What was the last word on the possibility of a stolen 2004 election?

I guess I’m confused because the link isn’t to a report. (Neverthless, now I understand your post more clearly.)

That if there was any real, substantial evidence for this it would have been produced by now, and steps taken to punish those responsible AND radically change the voting systems in the places such as Ohio where this supposedly happened. Since afaik none of this has happened, the obvious conclusion would be…?

-XT

I found the two paragraphs summarizing his points very powerful:

Source.

And the central thrust of the linked article is indeed “Manjoo misunderstood a lot of things.” This is in turn intended as a partial defense of the thesis that the election was stolen, but the stolenness of the election isn’t by any means the “central thrust” of the article. The article’s central thrust is to cast doubt on Manjoo’s arguments.

Agreed.

Is that a Truther site?

Source.

The accusations that Bush stole the election in 2004 are exactly as valid as the claims that Obama stole the election in 2008 or will steal the election in 2012.

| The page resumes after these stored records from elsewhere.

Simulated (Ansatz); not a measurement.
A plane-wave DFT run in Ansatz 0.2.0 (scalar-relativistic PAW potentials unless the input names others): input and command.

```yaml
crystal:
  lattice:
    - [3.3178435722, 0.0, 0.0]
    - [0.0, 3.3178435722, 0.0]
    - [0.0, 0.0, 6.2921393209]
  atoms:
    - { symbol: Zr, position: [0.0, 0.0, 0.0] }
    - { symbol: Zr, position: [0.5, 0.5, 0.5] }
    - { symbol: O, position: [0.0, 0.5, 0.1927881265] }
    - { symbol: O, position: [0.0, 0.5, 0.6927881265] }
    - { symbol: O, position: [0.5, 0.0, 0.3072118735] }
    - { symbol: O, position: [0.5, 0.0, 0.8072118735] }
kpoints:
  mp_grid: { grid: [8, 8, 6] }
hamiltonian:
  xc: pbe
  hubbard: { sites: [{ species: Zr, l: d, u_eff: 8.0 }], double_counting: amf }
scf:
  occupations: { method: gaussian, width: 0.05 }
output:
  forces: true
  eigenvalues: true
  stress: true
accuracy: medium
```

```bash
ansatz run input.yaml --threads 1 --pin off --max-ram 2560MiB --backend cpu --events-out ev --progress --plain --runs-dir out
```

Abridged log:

The pollsters’ own conclusions, from 2005, are reported here.

If there had been compelling evidence of vote tampering or other illegal activities, I would have expected a Congress which was Democratically controlled for 4 years shortly after that election to have produced some evidence and to have done something. Did they?

If someone could just find anything that even suggested that non-citizen Mexicans voted in New Mexico or unreliable and manipulatable Ohio IDs resulted in people voting multiple times . . . then, and only then would some folks be interested in finding out if the 2004 election was stolen.

CMC fnord!

Is the mirror of the appeal to authority (e.g. Einstein put the wrong additions in his tea therefore Einstein’s theory about the random moving of particles suspended in a fluid is wrong too) a formal logical fallacy? It should be.

You would have expected Democrats to have spines? I don’t understand.

Plenty of elections may have been ‘stolen’ in this country, but proving it is another matter. There are plenty of people in both major parties who do what they can to skew the elections in their favor, and claim the other side cheated when they lose. But you can’t easily get away with stealing a lopsided election. If it happens at all, it happens in close elections, and like boxing, if you don’t knock the other guy out and it goes to the scorecards, anything can happen.

I does’t take a spine to launch an investigation.

It was reprinted from Salon.com, here. Let’s just consider it a Salon.com article and avoid dragging Truther nonsense into the discussion … have you nothing better?

They did investigate - that’s the problem. They didn’t find anything.

But apparently the Dems bypassed a chance to exploit the greatest political scandal since Watergate, because they were afraid of - what, exactly? Kerry in the White House? The chance to nail down control of the federal government for another decade?

Look, dude. You were the one who linked to a Truther site. The best way to not bring Truther nonsense into a thread is not to link to Truther sites. You might want to make a note of that for future reference.

Is there a link to this? I honestly don’t remember.

Not exactly a secret that the Clintonista faction refused to support Kerry, as they were planning HRC’s run in 2008.

We don’t know why Kerry dropped it so easily. But there are any number of persons, not necessarily connected with either Bush or Clinton, who could have whispered in John Kerry’s ear that his children would be targeted and killed if he fought back.

The sheer number of sources RFK Jr. pulls out seems pretty damning to me. That’s not a case of looking and finding nothing. That’s a case of finding stuff, having stuff volunteered, and doing nothing because the whole system and both parties are too corrupt to care. :frowning:

Cite. This is what they came up with.

Regards,
Shodan

Stealing an election is very hard to do, because our system is so decentralized and it’s hard to know in advance which state or states will be pivotal. Let’s say you fix Florida. Oops, there goes Ohio, you risked 20 years in prison for nothing. Now if we ever adopt the crazy idea that we should have national elections, no electoral college, then we’ll see some election fixing. Just stuff some ballot boxes in LA and Chicago and there ya go.

Not necessarily connected with Planet Earth, either.

Regards,
Shodan

It seems pretty clear to me that the 2000 elections were an absolute travesty of democracy and will be remembered in the history books as a completely embarrassing failure of our system.

The 2004 elections, not so much. I mean, sure, we elected the wrong guy, but the evidence of shenanigans is pretty close to nonexistent.